The almost limitless capacity of Puritanism for evil is due to  its intrenchment behind the State and the law. Pretending to safeguard  the people against "immorality," it has impregnated the machinery of  government and added to its usurpation of moral guardianship the legal  censorship of our views, feelings, and even of our conduct.

Art, literature, the drama, the privacy of the mails, in fact,  our most intimate tastes, are at the mercy of this inexorable tyrant.  Anthony Comstock, or some other equally ignorant policeman, has been  given power to desecrate genius, to soil and mutilate the sublimest  creation of nature--the human form. Books dealing with the most vital  issues of our lives, and seeking to shed light upon dangerously obscured  problems, are legaly treated as criminal offenses, and their helpless  authors thrown into prison or driven to destruction and death.
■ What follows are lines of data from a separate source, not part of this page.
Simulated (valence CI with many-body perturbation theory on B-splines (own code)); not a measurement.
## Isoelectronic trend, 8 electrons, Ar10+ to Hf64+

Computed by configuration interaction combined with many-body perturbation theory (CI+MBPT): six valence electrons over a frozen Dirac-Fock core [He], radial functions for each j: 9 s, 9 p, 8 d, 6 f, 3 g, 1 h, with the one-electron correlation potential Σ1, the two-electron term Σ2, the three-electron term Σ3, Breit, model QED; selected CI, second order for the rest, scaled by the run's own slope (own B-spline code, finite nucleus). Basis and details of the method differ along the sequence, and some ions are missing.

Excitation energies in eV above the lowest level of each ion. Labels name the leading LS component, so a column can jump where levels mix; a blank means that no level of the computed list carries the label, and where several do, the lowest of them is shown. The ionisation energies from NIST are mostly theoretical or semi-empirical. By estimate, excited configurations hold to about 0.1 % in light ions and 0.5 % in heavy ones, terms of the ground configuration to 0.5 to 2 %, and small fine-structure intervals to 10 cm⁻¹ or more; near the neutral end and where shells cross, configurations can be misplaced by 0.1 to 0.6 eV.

Not even in the domain of the Tsar is personal liberty daily  outraged to the extent it is in America, the stronghold of the Puritanic  eunuchs. Here the only day of recreation left to the masses, Sunday,  has been made hideous and utterly impossible. All writers on primitive  customs and ancient civilization agree that the Sabbath was a day of  festivities, free from care and duties, a day of general rejoicing and  merry making. In every European country this tradition continues to  bring some relief from the humdrum and stupidity of our Christian era.  Everywhere concert halls, theaters, museums, and gardens are filled with  men, women, and children, particularly workers with their families,  full of life and joy, forgetful of the ordinary rules and conventions of  their every-day existence. It is on that day that the masses  demonstrate what life might really mean in a sane society, with work  stripped of its profit-making, soul-destroying purpose.

Puritanism has robbed the people even of that one day.  Naturally, only the workers are affected: our millionaires have their  luxurious homes and elaborate clubs. The poor, however, are condemned to  the monotony and dullness of the American Sunday. The sociability and  fun of European outdoor life is here exchanged for the gloom of the  church, the stuffy, germ-saturated country parlor, or the brutalizing  atmosphere of the back-room saloon. In Prohibition States the people  lack even the latter, unless they can invest their meager earnings in  quantities of adulterated liquor. As to Prohibition, every one knows  what a farce it really is. Like all other achievements of Puritanism it,  too, has but driven the "devil" deeper into the human system. Nowhere  else does one meet so many drunkards as in our Prohibition towns. But so  long as one can use scented candy to abate the foul breath of  hypocrisy, Puritanism is triumphant. Ostensibly Prohibition is opposed  to liquor for reasons of health and economy, but the very spirit of  Prohibition being itself abnormal, it succeeds but in creating an  abnormal life.

Every stimulus which quickens the imagination and raises the  spirits, is as necessary to our life as air. It invigorates the body,  and deepens our vision of human fellowship. Without stimuli, in one form  or another, creative work is impossible, nor indeed the spirit of  kindliness and generosity. The fact that some great geniuses have seen  their reflection in the goblet too frequently, does not justify  Puritanism in attempting to fetter the whole gamut of human emotions. A  Byron and a Poe have stirred humanity deeper than all the Puritans can  ever hope to do. The former have given to life meaning and color; the  latter are turning red blood into water, beauty into ugliness, variety  into uniformity and decay. Puritanism, in whatever expression, is a  poisonous germ. On the surface everything may look strong and vigorous;  yet the poison works its way persistently, until the entire fabric is  doomed. With Hippolyte Taine, every truly free spirit has come to  realize that "Puritanism is the death of culture, philosophy, humor, and  good fellowship; its characteristics are dullness, monotony, and  gloom."